Page MenuHomeMiraheze

Redis is configured to save RDB snapshots, but it is currently not able to persist on disk. Commands that may modify the data set are disabled, because this instance is configured to report errors during writes if RDB snapshotting fails
Closed, ResolvedPublic

Description

@Dmehus reported an issue declining a wiki request:

I saw a 1983 entries in the log saying "Redis server error" on mw6 alone

Example:

2020-07-20 12:44:13 mw6 metawiki: [6e724fc4e36bcfc852763030] /wiki/Special:RequestWikiQueue/13281 JobQueueError from line 778 of /srv/mediawiki/w/includes/jobqueue/JobQueueRedis.php: Redis server error: Could not insert 1 EchoNotificationDeleteJob job(s).

Checking the redis log gives:

2020-07-20 12:47:59 mw6 {something}wiki: Lua script error on server "51.89.160.135:6379": ERR Error running script (call to f_2aac70021ade78213b297e3e8316fa24f82d2897): @user_script:19: @user_script: 19: -MISCONF Redis is configured to save RDB snapshots, but it is currently not able to persist on disk. Commands that may modify the data set are disabled, because this instance is configured to report errors during writes if RDB snapshotting fails (stop-writes-on-bgsave-error option). Please check the Redis logs for details about the RDB error.

Event Timeline

RhinosF1 triaged this task as Unbreak Now! priority.Jul 20 2020, 12:52
RhinosF1 created this task.

This was the specific error message returned when trying to create a wiki:

  • [3c36b21f9e3e057f62fcd1e1] 2020-07-20 12:43:49: Fatal exception of type "JobQueueError"

Cheers,
Doug

Given the amount of log spam and the things that require Redis/JobQueue, declared Unbreak Now!
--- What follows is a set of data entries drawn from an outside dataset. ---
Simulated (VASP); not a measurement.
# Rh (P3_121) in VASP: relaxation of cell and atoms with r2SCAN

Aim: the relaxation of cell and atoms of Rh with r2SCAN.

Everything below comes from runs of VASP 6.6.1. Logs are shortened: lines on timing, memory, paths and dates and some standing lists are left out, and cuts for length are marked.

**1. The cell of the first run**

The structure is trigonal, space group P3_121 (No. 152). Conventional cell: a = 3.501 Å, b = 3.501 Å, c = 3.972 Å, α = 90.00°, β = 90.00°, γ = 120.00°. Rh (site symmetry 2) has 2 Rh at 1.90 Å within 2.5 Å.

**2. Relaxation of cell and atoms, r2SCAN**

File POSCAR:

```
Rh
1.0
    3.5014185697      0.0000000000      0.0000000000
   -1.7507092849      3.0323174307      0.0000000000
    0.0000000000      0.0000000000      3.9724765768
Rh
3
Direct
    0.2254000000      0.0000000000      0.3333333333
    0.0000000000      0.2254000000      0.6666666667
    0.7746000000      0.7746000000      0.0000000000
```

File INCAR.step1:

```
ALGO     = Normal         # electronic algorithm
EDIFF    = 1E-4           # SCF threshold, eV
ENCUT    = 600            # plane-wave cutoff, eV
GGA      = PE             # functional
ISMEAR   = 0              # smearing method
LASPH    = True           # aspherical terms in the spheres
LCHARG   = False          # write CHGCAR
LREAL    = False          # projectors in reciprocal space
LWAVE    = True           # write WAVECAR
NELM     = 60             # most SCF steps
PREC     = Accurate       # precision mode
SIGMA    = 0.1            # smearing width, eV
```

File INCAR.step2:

I have just been able to create and decline wikis with no issues.

I have just been able to create and decline wikis with no issues.

We fixed it, we are just working on deciding how to re run affected jobs.

RhinosF1 lowered the priority of this task from Unbreak Now! to High.Jul 20 2020, 13:40

180 wikis had failed jobs during the time. Most of them being recent changes or links related. We're just seeing how possible it is to rebuild them.

RhinosF1 added a subscriber: Paladox.

I'll let @Paladox close this when they're happy but all jobs we can do anything about are running. We can do anything about some and the rest will automatically fix themselves.

Should we document how we resolved this as @Void suggested on Discord? I can partially document, but may need you and @Paladox to fill in certain back-end things I didn't see.

I simply killed redis-server using pkill -9 <pid>.